A Perfect Ham Sandwich at Thirty Thousand Feet

One of the best things you can eat in L.A. is on the flight home.
Ham sandwich.
The Apple Pan’s ham sandwich is simultaneously unremarkable and exquisite.Photograph by Paul Hwang

No matter how glorious the Los Angeles sunshine and how beautiful the people and how chill and inviting the life style, you’ve got to say goodbye at some point if you, like me, actually live somewhere else. Over years of regular visits, I’ve honed my departure ritual to soften the sting. Booking a midafternoon flight out of LAX leaves room for half a day of assorted activities (buying some sort of fabulously expensive juice, thinking about driving to the beach and then not driving to the beach, and so on) with plenty of time for the most important thing, which is lunch.

No matter where I’m staying, my last lunch in L.A. always takes place at the Apple Pan, a seventy-five-year-old burger joint whose wood-panelled interior is mostly taken up by a U-shaped dinette counter studded with burgundy vinyl stools. The Apple Pan is one of those Los Angeles restaurants famous not for its glitz or its elegance or its Instagrammability but for its sheer intractability in the face of change. A soda, should you order one, comes in a white paper cone balanced in a metal-handled holder. The countermen wear short-sleeved white shirts and peaked white-paper caps. Even the room itself eschews the modern convenience of air-conditioning in favor of open windows and a brace of ceiling fans. Most enduring of all is the menu. The Apple Pan is known in equal measure for its burgers—they’re smallish, in the Southern California vernacular; dressed with a smoke-kissed hickory ketchup, mayo, and pickles; and tidily wrapped in white paper—and for its pies, which are tremendous slices of devastating sweetness.

An hour and a half before I plan to arrive at the airport, I arrive at the Apple Pan, suitcase in tow. My order never varies: a hickory burger with cheddar, a side of fries, and a slice of banana cream pie. If you find yourself in L.A., do yourself a favor by dropping by the restaurant and replicating my order to the letter. And here’s the real trick: just before you’ve finished eating, flag down one of the countermen and ask him to make a ham sandwich to go. Then—and this is key—eat it on the flight home. I try to hold out until the plane crosses the Rockies, but on particularly hungry afternoons I’ll have taken the first bite as early as Arizona.

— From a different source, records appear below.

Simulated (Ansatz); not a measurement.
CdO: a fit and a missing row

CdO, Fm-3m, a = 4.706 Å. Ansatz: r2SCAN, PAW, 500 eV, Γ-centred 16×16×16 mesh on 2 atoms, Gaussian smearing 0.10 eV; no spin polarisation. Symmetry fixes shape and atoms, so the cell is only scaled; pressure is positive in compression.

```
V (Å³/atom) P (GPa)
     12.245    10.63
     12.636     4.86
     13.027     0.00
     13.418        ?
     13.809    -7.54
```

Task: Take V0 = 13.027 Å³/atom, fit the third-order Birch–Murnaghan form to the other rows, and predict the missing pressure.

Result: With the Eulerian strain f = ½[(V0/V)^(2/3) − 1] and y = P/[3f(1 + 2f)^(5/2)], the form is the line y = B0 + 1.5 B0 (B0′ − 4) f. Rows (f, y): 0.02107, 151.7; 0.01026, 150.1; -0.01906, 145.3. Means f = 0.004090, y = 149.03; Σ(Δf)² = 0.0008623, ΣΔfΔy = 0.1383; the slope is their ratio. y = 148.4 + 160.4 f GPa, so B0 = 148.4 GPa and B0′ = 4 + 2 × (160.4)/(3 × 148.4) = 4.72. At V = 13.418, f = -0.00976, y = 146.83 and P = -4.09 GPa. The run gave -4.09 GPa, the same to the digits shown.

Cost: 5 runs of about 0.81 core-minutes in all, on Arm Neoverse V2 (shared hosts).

The Apple Pan’s ham sandwich is simultaneously unremarkable and exquisite. The menu, with characteristic efficiency, describes it thus: “Our own baked ham served with mayonnaise and lettuce on choice of bread.” This undersells what is one of the world’s great straight-shooter lunches: a small mountain of thinly sliced meat, pink as rose petals, beneath a similarly lofty pile of thick-cut iceberg lettuce, the whole thing gobbed with mayonnaise. (My choice of bread is almost always rye, though there are no wrong choices.) A to-go order comes wrapped in white paper; it’s thrown into a sack alongside a plastic container of pickles, which inevitably spills some excess brine that then gets soaked up by the sandwich. When bitten into, during the inhumane ordeal of commercial air travel, this mammoth creation—both oddly nostalgic and obscenely indulgent, maybe a bit like Los Angeles itself—feels like a small, rebellious act of pleasure.

Many of my favorite place-specific foods would be difficult, if not impossible, to replicate at home, but the Apple Pan’s ham sandwich can be reproduced to a T with the most basic of grocery-store ingredients. Two slices of bread, soft and untoasted, both spread thickly with more mayonnaise than seems appropriate. A generous portion of fresh-sliced deli ham (“off the bone,” if your deli carries it, though any unflavored variety will do) and an almost preposterously thick wedge of lettuce. I’ve made the sandwich countless times; it’s always flawless. And yet it never quite quenches my desire to get another one right from the source.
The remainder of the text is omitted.